BayesianLogic / blog

The BLOG programming language
http://bayesianlogic.github.io/
BSD 4-Clause "Original" or "Old" License
98 stars 31 forks source link

logarithmic time performance #337

Open davidenitti opened 9 years ago

davidenitti commented 9 years ago

Dear, I am comparing Blog with my language, and I noticed a logarithmic behavior of the time performance of BLOG. For example, if I use 1000 samples it takes 0.6 s, if I use 10000 samples it takes 1.5 s (instead of 0.6x10=6), if I use 100000 samples it takes 5.7 s (instead of 1.5x10=15). (excluding parsing time.) I would aspect that the time is linear with respect to the number of samples. do you use parallelization? If so, is there a way to avoid this and use only 1 thread? is there another reason for this behavior?

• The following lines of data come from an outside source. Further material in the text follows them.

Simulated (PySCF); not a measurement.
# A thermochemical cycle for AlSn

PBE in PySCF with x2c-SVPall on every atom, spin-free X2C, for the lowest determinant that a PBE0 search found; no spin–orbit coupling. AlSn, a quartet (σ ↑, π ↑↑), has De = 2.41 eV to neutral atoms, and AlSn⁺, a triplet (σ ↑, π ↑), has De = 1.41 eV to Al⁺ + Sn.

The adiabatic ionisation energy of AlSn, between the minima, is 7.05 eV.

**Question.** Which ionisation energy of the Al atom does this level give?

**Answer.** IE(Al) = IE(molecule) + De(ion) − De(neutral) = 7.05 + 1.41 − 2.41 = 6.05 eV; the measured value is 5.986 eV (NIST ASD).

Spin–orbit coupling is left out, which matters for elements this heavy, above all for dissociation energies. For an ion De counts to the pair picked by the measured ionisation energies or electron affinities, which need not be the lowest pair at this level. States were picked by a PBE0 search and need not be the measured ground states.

jxwuyi commented 9 years ago

Hi,

What model are you using?

davidenitti notifications@github.com于2015年6月18日星期四写道:

Dear, I am comparing Blog with my language, and I noticed a logarithmic behavior of the time performance of BLOG. For example, if I use 1000 samples it takes 0.6 s, if I use 10000 samples it takes 1.5 s (instead of 0.6x10=6), if I use 100000 samples it takes 5.7 s (instead of 1.5x10=15). (excluding parsing time.) I would aspect that the time is linear with respect to the number of samples. It also seems that there is no parallelization (initialization excluded). Am I right? can you give an explanation of this?

— Reply to this email directly or view it on GitHub https://github.com/BayesianLogic/blog/issues/337.

davidenitti commented 9 years ago

id-uncert-det.blog id-uncert-det blog The time given the number of samples is logarithmic below 20000 samples then becomes linear. this is really strange. this happens also for other models, e.g., burglary.blog I tried to force BLOG to use of a single CPU, it gets a bit slower, but the logarithmic behavior remains.

cberzan commented 9 years ago

You're right that the runtime should be linear in the number of samples. I suspect the non-linear runtime you're seeing with small number of samples is because of data structure / JIT overhead. When you run with more samples, this overhead becomes less pronounced, and you see linear runtime.

We don't do explicit parallelism / multithreading in either BLOG or DBLOG. You may see multiple cores being used, but that's because of parallelism in the JVM, not in our code.